Excellent video demonstration. On mine which is right hand drive, the clutch reservoir and brake reservoir are separate. One of these jobs where flexibility is tested.
Also, if you have shop air and an air blow gun it's best to blow all the accumulated crap from around the end of the master where the line is attached before cracking it open. Brake fluid can be washed off with water (it will desolve in water) if it drips all over the engine compartment paint just rinse it to be sure it isn't eating the paint off. The stuff works better than any paint stripper for removing paint. It's best to change the throttle cable bushing too while in there as the tend to crumble and fall apart leaving you with no throttle control. The feeder tube to the master was dry on this car but like he said, usually the line will be full and come spilling out. One way to empty it is to open the bleeder on the slave cyl. after sucking the fluid out of the reservoir to get it lower that the hose to the clutch master then pump the clutch pedal until most of the fluid is out of it. I would put a plug in the end of the feeder line before feeding it through the firewall to keep dirt from getting into it. My pedal/master mounting bracket was cracked and allowing the master to push off to one side making the pedal effort insane. I had to remove it and weld it up. Works great now.
hi thanks for your DIY, seen this video a long time ago though I have seen why you are changing the master cylinder,,question though can the slave cylinder prevent gears from engaging like shifting normal to gears and it becomes hard? Just a question before I rule out the clutch thanks.
Gerry Reggea yeah the slave cylinder is an important component as well. The slave rod pushes into the trans housing into the pressure plate relieving clamping force from the clutch so you can change gears. The slave cyl and master cyl both must be operating together and both fail commonly, especially so on old cars with ancient hydraulic fluid that breaks down their seals. Try the $30 slave cylinder before considering the clutch job. Bleeding the system is very difficult so might let a garage handle it.
thanks so much for your response, I will consider the slave cylinder first as I just wanted to rule out the usual suspects first. Unfortunately I do all the work on my rides,I really appreciate. cheers.
very good video. very informative. Today I found out that my clutch is f**ked up. I assumed it's one of the cylinders. This video helped me a lot to understand how stuff goes around in there. So this days hopefully I'll fix it, tho it's E34 and not E30, but they are probably at least 90% similar.
SO I finally had the time to go in there and just as your video showed. The bushing on the throttle linkage was gone. I looked on Bavarian autosport but couldn't find the bushing. Any leads on where to acquire?
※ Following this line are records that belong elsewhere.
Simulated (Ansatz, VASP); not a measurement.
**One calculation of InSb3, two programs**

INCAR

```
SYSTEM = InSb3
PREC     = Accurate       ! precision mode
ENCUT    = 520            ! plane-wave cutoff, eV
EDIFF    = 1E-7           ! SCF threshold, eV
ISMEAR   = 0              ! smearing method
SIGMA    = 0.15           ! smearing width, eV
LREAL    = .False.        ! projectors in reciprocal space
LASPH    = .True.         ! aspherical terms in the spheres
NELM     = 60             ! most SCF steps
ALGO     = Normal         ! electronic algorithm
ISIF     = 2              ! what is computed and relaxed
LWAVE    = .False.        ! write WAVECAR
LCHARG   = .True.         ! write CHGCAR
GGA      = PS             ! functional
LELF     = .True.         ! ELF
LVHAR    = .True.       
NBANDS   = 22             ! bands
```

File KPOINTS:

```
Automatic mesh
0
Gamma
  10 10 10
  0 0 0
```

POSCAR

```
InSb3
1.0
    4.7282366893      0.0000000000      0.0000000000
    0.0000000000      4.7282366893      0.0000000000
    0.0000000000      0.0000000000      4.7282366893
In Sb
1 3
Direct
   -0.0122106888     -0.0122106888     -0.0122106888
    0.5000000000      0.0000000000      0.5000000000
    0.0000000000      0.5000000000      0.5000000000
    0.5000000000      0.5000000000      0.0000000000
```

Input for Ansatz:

A bit late for a reply to this question but for anyone else wanting to know where to get vintage BMW parts I would suggest Pelican Parts and Blunttech.
On this model of a car, he didn't remove all of brake fluid from the reservoir, since the clutch feed line is in middle of Min/Max range of the reservoir, Either way, if he removed all the brake fluid from the reservoir he doesn't need to bleed unless he stepped on the brake pedal and sucked all the air in.
As long as you don't open a bleeder on one of the brake calipers it shouln't let any fluid out and then let air in. I wouldn't press the brake pedal until refilling the reservoir either. Also, if you have shop air and an air blow gun it's best to blow all the accumulated crap from around the end of the master where the line is attached before cracking it open. Brake fluid can be washed off with water (it will desolve in water) if it drips all over the engine compartment paint just rinse it to be sure it isn't eating the paint off. The stuff works better than any paint stripper for removing paint. It's best to change the throttle cable bushing too while in there as the tend to crumble and fall apart leaving you with no throttle control.
I tried to separate the flex line from the hard line like you did at 3:26, but I think I stripped the hard line nut. It's pretty stubborn, even with a few sprays of PB. Does that mean I'll need a completely new hard line?
You're very welcome. I would highly recommend replacing the slave cylinder and line at the same time. It's common for the slave to fail shortly after a new clutch master is installed. I think it's because of the new pressure it puts on the seals.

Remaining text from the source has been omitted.